Work group to assess MHEC policies
The General Assembly’s presiding officers have appointed legislators to a workgroup that will assess policies of the Maryland Higher Education Commission.
Senate President Bill Ferguson (D-Baltimore City) wrote in a letter Thursday to the commission’s acting secretary, Sanjay K. Rai, that he has appointed Senate Majority Leader Nancy King (D-Montgomery) and Sen. Ron Watson (D-Prince George’s) to the 10-member Workgroup for Improving the Academic Approval Process.
King serves on the Budget and Taxation Committee and Watson on the Education, Energy, and the Environment Committee.
Earlier this week, House Speaker Adrienne Jones (D-Baltimore County) announced that Dels. Stephanie Smith (D-Baltimore City) and Kevin Harris (D-Charles and Prince George’s) will serve on the workgroup.
Smith and Harris serve on the House Appropriations Committee.
House Bill 200, a budget bill that established the workgroup, also requires that lawmakers from those committees serve on it.
Jones named Smith to serve as a co-chair.
Ferguson has not named a co-chair, said his spokesperson David Schuhlein.
Six other people slated to join the panel are representatives from Morgan State University, St. Mary’s College of Maryland, the University System of Maryland, the Maryland Independent College and University Association, the Maryland Association of Community Colleges and the secretary of the commission.
The budget bill also prohibits spending $2.5 million “until a report is submitted on recommendations to improve MHEC’s academic program approval process by making it a transparent, efficient, evidence–based, and timely process that allows institutions the flexibility to respond to the needs of the students and State.”
The bill allocates $500,000 each for Morgan State, St. Mary’s College and USM. The remaining $1 million would be administered by the commission as state aid for community colleges and private colleges and universities.
The committee assignments come after Maryland Matters obtained a letter last week that Morgan State president David K. Wilson wrote to complain that a business analytics doctoral program created by Towson University will duplicate a business administration doctoral program at Morgan State.

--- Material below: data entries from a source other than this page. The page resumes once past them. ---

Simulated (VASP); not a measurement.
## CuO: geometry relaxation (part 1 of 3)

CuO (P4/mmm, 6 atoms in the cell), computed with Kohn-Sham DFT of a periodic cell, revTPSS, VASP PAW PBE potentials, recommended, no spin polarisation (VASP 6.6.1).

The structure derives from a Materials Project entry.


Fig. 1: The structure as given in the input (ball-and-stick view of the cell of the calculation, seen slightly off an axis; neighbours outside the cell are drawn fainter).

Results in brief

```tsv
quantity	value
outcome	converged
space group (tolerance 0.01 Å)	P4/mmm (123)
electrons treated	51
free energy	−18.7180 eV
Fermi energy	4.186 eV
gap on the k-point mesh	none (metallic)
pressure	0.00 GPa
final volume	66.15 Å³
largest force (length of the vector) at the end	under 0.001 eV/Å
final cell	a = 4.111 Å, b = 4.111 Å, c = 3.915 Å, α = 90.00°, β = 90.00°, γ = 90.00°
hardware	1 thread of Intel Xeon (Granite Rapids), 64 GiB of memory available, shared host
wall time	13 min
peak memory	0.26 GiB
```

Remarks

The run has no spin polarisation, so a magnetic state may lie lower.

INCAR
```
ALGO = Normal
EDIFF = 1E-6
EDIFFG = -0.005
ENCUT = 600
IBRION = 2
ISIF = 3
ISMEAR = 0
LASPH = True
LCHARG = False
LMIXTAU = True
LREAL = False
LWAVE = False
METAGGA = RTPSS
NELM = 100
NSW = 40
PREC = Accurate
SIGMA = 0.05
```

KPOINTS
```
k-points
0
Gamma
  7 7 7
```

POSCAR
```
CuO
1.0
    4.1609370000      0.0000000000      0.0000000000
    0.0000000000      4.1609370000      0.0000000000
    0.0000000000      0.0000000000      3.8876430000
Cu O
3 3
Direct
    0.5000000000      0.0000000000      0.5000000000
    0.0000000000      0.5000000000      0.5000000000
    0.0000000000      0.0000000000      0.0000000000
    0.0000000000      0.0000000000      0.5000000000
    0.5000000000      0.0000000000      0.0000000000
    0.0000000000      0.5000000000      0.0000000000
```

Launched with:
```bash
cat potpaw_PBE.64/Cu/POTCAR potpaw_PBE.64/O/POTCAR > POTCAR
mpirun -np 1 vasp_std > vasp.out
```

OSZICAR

In his letter, Wilson wrote that the commission’s 4-3 vote last month in favor of Towson directly conflicts with legislation approved two years ago which authorized a $577 million settlement to end a more than 14-year-old lawsuit that accused the state of providing more resources for predominately white colleges and universities. In addition, the lawsuit accused the state of allowing duplication of programs offered by the state’s four HBCUs: Morgan State University, Bowie State University, Coppin State University and the University of Maryland Eastern Shore.
“It’s very disappointing to see what transpired because I think people want to have confidence that when decisions are being made that have such an impact, not just on the educational offerings, but [also] the financial bottom line of the institution,” Smith said about the commission’s decision. “It’s distressing.”
A spokesperson for the USM said in an email this week that the Council of University System Presidents received an update from system chancellor Jay A. Perman that a person to represent USM on the work group “will be put forward and we await word from MHEC on final appointments to that group and when it will begin its work.”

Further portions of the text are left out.